Overcrowded county jails across the state hamper our ability to serve — in many communities, they are the largest mental health providers. This spring, Gov. Steve Bullock and legislators joined together to address this issue. They passed sweeping bipartisan legislation from the Sentencing Commission to help transition offenders successfully back into our communities, reduce the risk that these folks will end up back in our jails, and allow us to do our jobs to keep Montanans safe.

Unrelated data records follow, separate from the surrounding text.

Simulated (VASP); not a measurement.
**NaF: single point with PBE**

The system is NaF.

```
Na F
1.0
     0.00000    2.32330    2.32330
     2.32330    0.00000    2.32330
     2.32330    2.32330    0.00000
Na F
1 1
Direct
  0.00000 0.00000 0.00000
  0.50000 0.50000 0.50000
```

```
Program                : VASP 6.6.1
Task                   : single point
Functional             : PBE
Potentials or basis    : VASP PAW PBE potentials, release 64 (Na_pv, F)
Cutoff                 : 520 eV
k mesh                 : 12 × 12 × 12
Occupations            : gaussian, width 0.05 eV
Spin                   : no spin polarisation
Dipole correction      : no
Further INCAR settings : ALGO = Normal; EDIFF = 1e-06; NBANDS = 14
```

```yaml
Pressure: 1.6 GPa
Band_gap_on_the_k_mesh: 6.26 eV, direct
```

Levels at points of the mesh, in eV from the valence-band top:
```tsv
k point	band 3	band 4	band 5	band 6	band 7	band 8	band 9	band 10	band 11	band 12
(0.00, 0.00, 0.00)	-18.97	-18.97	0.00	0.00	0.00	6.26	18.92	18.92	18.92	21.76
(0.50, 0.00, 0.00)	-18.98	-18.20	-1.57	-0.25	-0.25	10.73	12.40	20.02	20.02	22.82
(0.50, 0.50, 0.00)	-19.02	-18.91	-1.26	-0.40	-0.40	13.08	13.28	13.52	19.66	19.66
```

These pieces of legislation were all data-driven and designed to relieve pressure on our county jail holds and save taxpayers an additional $69 million over the next six years. And while I applaud the efforts of legislators and our governor to invest in criminal justice reform, we can say goodbye to this ever happening if deep budget cuts are enacted at the Montana Department of Corrections.

If Governor Bullock is forced to make the proposed 10 percent budget cuts at the Montana Department of Corrections, efforts to increase the number of alternative beds through transition centers or provide offenders with substance abuse treatment will be reduced. Additionally, we will see the following programs cut or eliminated:

  • Funding for forensic interviews of child victims of abuse or neglect
  • Funding for domestic violence shelters
  • Youth crisis diversion to keep kids out of the system and with their families
  • Chemical dependency treatment services
  • County jail diversion programs, like the one currently in the Missoula County Detention Facility
  • Crisis intervention funding, providing ongoing training to law enforcement on how best to respond to those in crisis

Legislators need to be serious about working with Governor Bullock to find alternative solutions to these harmful cuts that do not put an increased burden on county property taxpayers. We saw bipartisanship in the making when 10 pieces of legislation to reform Montana’s criminal justice system were signed into the law. I believe that we can see it again if legislators put the same mind to it.

We are all better off when we work together and find long-term solutions to best serve Montanans. We cannot afford to forsake all of the progress that we have made on the issue of jail crowding and diversion.